It was then I realised – we need to talk about lunchtime.

If a speed lunch, or no lunch at all, are traditions of the bar then they are bad ones. Like all traditions, we ought to occasionally ask ourselves why we are still doing them.

If the Wellbeing initiative is to conquer anything then her first victim must be the macho work culture that led us here. The at-all-costs attitude that shames people for basic activities like having a cup of tea or gathering their thoughts. The creeping obsession with sitting statistics and an unquestioning devotion to the “effective use of court time” has a price. Are we, as counsel, willing to pay it?

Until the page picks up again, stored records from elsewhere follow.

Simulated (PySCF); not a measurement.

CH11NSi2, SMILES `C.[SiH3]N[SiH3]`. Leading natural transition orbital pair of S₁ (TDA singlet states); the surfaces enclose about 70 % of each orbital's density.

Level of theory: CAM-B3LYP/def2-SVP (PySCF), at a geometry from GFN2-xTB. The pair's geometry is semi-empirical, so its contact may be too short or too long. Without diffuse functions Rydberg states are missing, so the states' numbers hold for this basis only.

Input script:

Because one thing we do find time to swallow is the frustration of being asked to perform a lunchtime miracle at a court that has closed the canteen, hired no recorders, broken the boiler, locked all the conference rooms and sealed off half the toilets. It is our shoulders that bear the loss of lunch, rest, and wellbeing to keep the show on the road, to keep the statistics high and to not keep anyone waiting.

As part of our Wellbeing revolution, we ought to now consider how we realistically structure the court day in the scorched landscape of cuts, closures and reduced facilities. It should be widely acknowledged that there will be trials and times when a longer lunch break, or multiple short breaks, are appropriate. Not always and not often. But for those trials where time is short, pressure is high and facilities are lacking we must call it out. We should be bold enough to insist that heavy tasks are undertaken within court hours and brave enough to recognise there is no shame in needing a rest. Justice is not a race and it will not be achieved by a drained, exhausted profession. We ought to now insist that the “effective use of court time” includes provision for us to remain effective too.